Post University Panic: A Hopefully Helpful Post

(I chose the above image, as it is kind of a good image to define what I looked like for most of university-I miss my long hair so much! I would have posted a picture of my Masters graduation ceremony, but it hasn’t happened yet! Image credit: Holly Campbell.)

I almost didn’t post anything today but I’m really trying to be consistent with posting so thought I’d post instead how I’ve been feeling recently. Plus, I just did some exercise and it helped clear my head a little bit so think I might be able to actually get something out that is not a rambling mess. So for those of you who do not know I’ve finished university for the second time, as I’ve just completed my Masters course (though I’m still waiting for my final grade). Alongside that my significant other has also finished their course, and my friends who were on the course I did.

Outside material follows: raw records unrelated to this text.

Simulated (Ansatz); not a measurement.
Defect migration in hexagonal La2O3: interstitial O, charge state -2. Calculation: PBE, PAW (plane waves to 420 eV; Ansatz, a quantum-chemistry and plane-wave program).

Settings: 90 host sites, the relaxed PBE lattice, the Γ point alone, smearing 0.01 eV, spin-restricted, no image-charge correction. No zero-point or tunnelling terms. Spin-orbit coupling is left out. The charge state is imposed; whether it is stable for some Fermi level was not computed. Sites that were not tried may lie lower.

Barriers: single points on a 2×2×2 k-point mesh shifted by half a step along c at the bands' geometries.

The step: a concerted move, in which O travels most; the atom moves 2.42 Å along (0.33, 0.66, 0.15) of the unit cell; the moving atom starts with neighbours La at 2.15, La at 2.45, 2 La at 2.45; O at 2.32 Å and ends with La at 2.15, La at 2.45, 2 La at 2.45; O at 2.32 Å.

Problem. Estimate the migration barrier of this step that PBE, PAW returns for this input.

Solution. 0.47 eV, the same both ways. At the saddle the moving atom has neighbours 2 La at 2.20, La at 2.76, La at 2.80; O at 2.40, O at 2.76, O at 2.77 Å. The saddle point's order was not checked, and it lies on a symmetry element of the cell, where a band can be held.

Although, I can pretty much just about cope with the fact that we are all not students anymore; I have to admit that the thought still kind of scares me. The last four years of my life have been defined by me being a student. A lot of my most memorable moments in my life like taking up running, going travelling alone, and meeting a lot of my friends and significant other all happened at university. I’ve changed so much that to be honest it is hard to connect to the timid, shy person that I was in some ways before university (though she’s still there and definitely comes out when I’m anxious or stressed). And while parts of me have come bubbling back recently- I’ve started to revert a lot more back to the middle aged, no drinking, serious April and away from the fun loving, carefree persona I tried very hard to adopt- I think now I land somewhere in-between.

However, changing or not, the time after university is hard. Everyone wants to know what you are going to do now. What you want to do. Basically, they want to know if university was worth it career wise. I’m lucky that I actually have found a job after university that I will start at soon (but I’m not going to post what it is or anything like that just out of privacy), but it is within the industry that I went to university to study for. I did though on my way get an endless stream of rejections. I also still see my friends being rejected. Bright, qualified, friendly, amazing people that should be fighting down job interviews. Yet, we can all barely make ends meet. Seriously, don’t look at my bank account right now it will make you weep. And no it’s not fair. But that’s not what this post is about. This post is for anyone who is in that position right now. I just want you to know I get you. I know what’s it like to have no money, and to be scared that you will never find a job. I know this may not be what you want to hear from someone who is lucky enough to have found a job, but I am still going to have a good few months of struggling to make ends meet left. Also, I just want to point out here that I know that there there are always people who have it worse, and I am incredibly privileged to have it as good as I do but comparing people’s issues (unless in an appropriate scenario) never helps. We all have pain, and I would never dismiss someone’s experience because it is not as “bad” as my own.

So for those of you finishing university who do not know what to do take a breath.

Write down a ten year plan of where you went to be. Brainstorm things you like if you don’t know what industry you want to be in. Then, write down your skill set (not focusing on experience), writing down what you enjoy, and also what you want to know/ be able to do.  Set plans on how you will get there. I’ve done my fair share of unpaid voluntary work (for charity’s I have to mention I have no issue with this) and internships that yes, should have been paid. But those positions gave me experience and got me noticed. I know the struggle of trying to fit unpaid work around your paid work. No, I cannot afford to just be paid expenses and come in 5 days a week (I have bills to pay!). There are though lots of places that take submissions (this is for writers)- it sucks but write for free, and get that portfolio out there. Then, when you get to that position of power, help me tear the whole system down.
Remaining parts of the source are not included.